MADISON, Wis. — With less than 10 weeks before Election Day, many Wisconsin voters are still wary of the candidates for president and say they don’t know enough about Republican Sen. Ron Johnson or Democrat Russ Feingold to know who to pick in that tightening race.

The latest Marquette University Law School poll released Wednesday shed light on the thoughts of voters as the campaign season heads into the Labor Day weekend, when people typically begin to focus more closely on the Nov. 8 election.

Johnson’s re-election race, a rematch of the 2010 contest against Feingold, is one of the hottest races nationally as control of the Senate may hang in the balance.

Even though Johnson has been in office more than five years, and Feingold served the 18 years before that, the poll showed many voters still don’t know enough about either to make a decision, giving both sides a chance to define the other candidate.

Thirty-two percent of respondents said they don’t know enough about Johnson to made a decision about him, compared with 25 percent for Feingold. The poll also showed the race being about even, a tightening from a poll three weeks ago and in July.

Among registered voters, Feingold had 46 percent support compared with 42 percent for Johnson. It was even tighter among likely voters, with Feingold at 48 percent compared with 45 percent for Johnson. Both results are within the poll’s margin of error, which was 4.5 percentage points among registered voters and 5 points among likely voters.

The poll was conducted Aug. 25 through Sunday, sampling 803 registered Wisconsin voters.

The presidential race, much like the Senate race, is also about even.

Clinton had 42 percent among registered voters compared with 37 percent for Trump. Among likely voters, Clinton had 45 percent compared with 42 percent for Trump.

That’s a tightening from three weeks ago, when Clinton led Trump among registered voters by 10 points and 15 points among likely voters.

Pollster Charles Franklin said the results reflect a leveling of voter opinion after the bounce for Clinton following the Democratic National Convention reflected in the last poll.

Once again the survey, through a number of questions, showed that voters are uneasy about having either Trump or Clinton as president.

Sixty-three percent of respondents had an unfavorable view of Trump, which was slightly lower than the 65 percent who felt that way three weeks ago. Clinton’s unfavorable rating increased from 53 percent earlier in the month to 58 percent in the most recent poll.

Meanwhile, 68 percent said they would not call Clinton honest, while 64 percent would not call Trump honest.

Johnson’s campaign has been hammering Feingold for saying earlier this week that he found Clinton to be “reliable and trustworthy,” arguing it shows Feingold is out of touch with Wisconsin voters.

Johnson’s campaign tried to open a new line of attack on Wednesday, questioning whether Feingold conducted an illegal “shadow campaign” through his Progressives United political action committee before declaring his candidacy for the Senate.

The state Republican Party alleges that Feingold violated the Hatch Act by planning for the Senate run while working at the U.S. State Department between June 2013 and March 2015. He declared his candidacy in May 2015.

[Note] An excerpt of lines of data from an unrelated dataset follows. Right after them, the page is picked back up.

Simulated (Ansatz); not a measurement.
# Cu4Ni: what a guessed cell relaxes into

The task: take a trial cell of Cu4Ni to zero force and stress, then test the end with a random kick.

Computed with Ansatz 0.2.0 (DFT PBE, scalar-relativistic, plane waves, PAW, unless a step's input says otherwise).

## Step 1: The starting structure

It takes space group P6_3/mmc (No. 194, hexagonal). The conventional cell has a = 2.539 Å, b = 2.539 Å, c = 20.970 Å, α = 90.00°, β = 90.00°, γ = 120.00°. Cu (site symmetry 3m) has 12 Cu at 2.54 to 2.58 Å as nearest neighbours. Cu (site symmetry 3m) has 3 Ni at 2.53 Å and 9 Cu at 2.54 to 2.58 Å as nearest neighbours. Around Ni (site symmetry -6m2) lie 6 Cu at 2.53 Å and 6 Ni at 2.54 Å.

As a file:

Feingold’s campaign spokesman Michael Tyler dismissed the complaint filed with the U.S. Office of Special Counsel as being “completely without merit.”

Partisan complaints filed by both Republicans and Democrats are common as elections near, but they rarely result in any penalties.

Also on Wednesday, Feingold launched a new statewide television ad touting his support for equal pay for women and paid leave to care for sick family members. The 30-second ad features Feingold walking on a soccer field with girl soccer players, discussing equity issues.